# ANY Cost Effective way to Protect Against Termiote Damage?



## mark sr (Jun 13, 2017)

My wife's sister has an ongoing termite problem. She has her place treated yearly BUT whenever there is any evidence of live termites, the company comes back and retreats for free. You always want to build and landscape in a manner that isn't conducive for termite infestation! but some properties just seem to be more prone than others. I'm all for diy but sometimes some jobs are best left to the pros .... and they should guarantee both no new infestation or damage.


----------



## Bud9051 (Nov 11, 2015)

Those tunnels are one of the achilles heels of some termites as they can often be spotted before a lot of damage is done, you mentioned "cost effective" and this is a DIY forum. Are you capable of getting down there to do frequent inspections.

Installing wood stakes everywhere to be able to check them for termites is rather simple. Many treatments can be applied around the perimeter both inside and outside. Note a foundation with access under the house is a thousand times easier than a slab home. If it is a block foundation you still need to be concerned about paths inside those blocks.

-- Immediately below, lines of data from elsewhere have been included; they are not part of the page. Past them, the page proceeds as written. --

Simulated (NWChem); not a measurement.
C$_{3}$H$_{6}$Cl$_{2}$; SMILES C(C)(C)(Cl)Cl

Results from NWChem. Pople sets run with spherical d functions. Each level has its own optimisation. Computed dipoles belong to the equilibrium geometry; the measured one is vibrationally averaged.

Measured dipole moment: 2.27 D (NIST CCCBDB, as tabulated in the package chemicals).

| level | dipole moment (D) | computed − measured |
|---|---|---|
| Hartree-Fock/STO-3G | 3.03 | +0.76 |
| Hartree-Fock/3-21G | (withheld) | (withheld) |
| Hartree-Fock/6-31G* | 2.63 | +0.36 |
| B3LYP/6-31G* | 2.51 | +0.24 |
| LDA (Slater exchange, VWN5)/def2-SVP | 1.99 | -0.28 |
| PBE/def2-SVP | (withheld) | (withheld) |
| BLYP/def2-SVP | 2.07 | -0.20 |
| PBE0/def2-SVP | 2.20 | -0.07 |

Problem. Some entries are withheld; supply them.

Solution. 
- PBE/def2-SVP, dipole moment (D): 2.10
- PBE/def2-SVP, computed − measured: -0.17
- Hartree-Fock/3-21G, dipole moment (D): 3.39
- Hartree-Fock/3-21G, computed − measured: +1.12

I do agree with needing a professional service but not sure you have the right one. But adding your due diligence to the effort can certainly help.

The bad news is, termite damage is often 99% hidden so when you start opening things up, be prepared.

Bud


----------



## joecaption (Nov 30, 2011)

I'd be looking for another exterminator.
No way is a spot treatment going to work!
Do not use any form of the Sentacon system, it's a ripoff!
You have an active infestation, the whole foundation needs to be treated.
How that's done depends on what type foundation you have.


----------



## Curmudgeon10 (Apr 29, 2010)

joecaption said:


> I'd be looking for another exterminator.
> No way is a spot treatment going to work!
> Do not use any form of the Sentacon system, it's a ripoff!
> You have an active infestation, the whole foundation needs to be treated.
> How that's done depends on what type foundation you have.


Yes, you are paralleling my thinking. First, to others, I don't do this crawlspace. Too tight for an old guy, so my frequent inspections are not happening. I must rely on pros. And also, it may be a DIY forum, but there is a ton of good knowledge and advice out there, and that's why I go here first, even if I don't plan on DIM.

Second, the foundation is concrete block dating from 1979. The blocks have been drilled and over the years, obviously treatments have been applied. 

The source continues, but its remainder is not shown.